You can download video games to your console, or get them on a game card or disc, but in the 1970s, there was only one game per game system until game cartridges were invented. The leadership of electronic engineer and “Father of Modern Gaming” Jerry Lawson made that happen.
As the director of engineering and marketing for Fairchild Semiconductor’s video game division, Lawson and his team of engineers revolutionized video games with the development of the Fairchild Channel F, an Atari 2600 competitor and the first console that used game cartridges—external storage cases for each game.

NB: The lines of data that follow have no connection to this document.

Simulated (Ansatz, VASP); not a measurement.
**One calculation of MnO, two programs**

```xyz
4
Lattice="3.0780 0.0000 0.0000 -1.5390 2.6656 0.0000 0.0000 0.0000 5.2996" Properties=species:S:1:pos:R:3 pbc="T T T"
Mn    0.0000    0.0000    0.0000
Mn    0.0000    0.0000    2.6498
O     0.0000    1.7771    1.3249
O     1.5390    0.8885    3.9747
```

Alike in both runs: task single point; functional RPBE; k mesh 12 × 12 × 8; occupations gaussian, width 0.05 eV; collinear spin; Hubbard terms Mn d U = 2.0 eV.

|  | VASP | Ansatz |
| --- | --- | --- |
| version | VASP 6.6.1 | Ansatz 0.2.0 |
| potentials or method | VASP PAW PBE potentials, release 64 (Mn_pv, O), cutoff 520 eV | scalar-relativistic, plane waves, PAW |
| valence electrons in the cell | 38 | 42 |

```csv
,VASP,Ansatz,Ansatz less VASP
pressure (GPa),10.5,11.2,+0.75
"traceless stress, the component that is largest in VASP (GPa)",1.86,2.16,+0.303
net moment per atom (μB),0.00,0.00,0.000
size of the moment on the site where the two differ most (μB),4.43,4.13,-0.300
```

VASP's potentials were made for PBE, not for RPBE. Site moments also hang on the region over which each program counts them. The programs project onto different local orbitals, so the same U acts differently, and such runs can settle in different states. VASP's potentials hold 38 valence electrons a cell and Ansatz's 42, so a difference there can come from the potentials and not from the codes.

The two-minute 2017 video above, from filmmaker R. Cadell Cook, tells the story of how Gerald “Jerry” Lawson changed the (video) game. Some context from Engadget:
It’s hard to fathom today, but trying to make removable game cartridges was an incredibly new concept in the ’70s. Lawson and his team at Fairchild had no clue how the cartridges would fare after being plugged in and out multiple times — remember, nobody had ever done it before. The company also caught the attention of the FCC, as it was aiming to deliver the first consumer device with its own microprocessor…
That team, which included Wallace Kirschner, Lawrence Haskel, Ron Smith, and Nick Talesfore, had a lot of challenges to solve for. From Fast Company’s Benj Edwards:
In an interview with Lawson I conducted in 2009, he touched upon the fears the Channel F team had in designing cartridge circuitry durable enough to withstand physical shock, thousands of insertions without breakage, and worst of all, electrostatic discharge. A stray zap of static electricity can easily fry an unprotected semiconductor chip.
“We were afraid–we didn’t have statistics on multiple insertion and what it would do, and how we would do it, because it wasn’t done,” said Lawson. “I mean, think about it: Nobody had the capability of plugging in memory devices in mass quantity like in a consumer product. Nobody.”
There’s more about Lawson’s contributions in Ars Technica. Plus, read this interview with Jerry Lawson in Vintage Computing and see The Strong National Museum of Play’s Gerald A. ‘Jerry’ Lawson Collection. They write:
The Channel F’s removable game cartridges transformed the industry, providing consumers with an ever-growing variety of individual games to purchase and play in a market previously dominated by dedicated home Pong consoles. The video game cartridge also allowed many new game developers to thrive. During the early 1980s, Lawson left Fairchild and founded Video Soft, a promising engineering and game design company with several innovative game concepts such as developing the first three-dimensional video games (with the use of traditional 3-D glasses).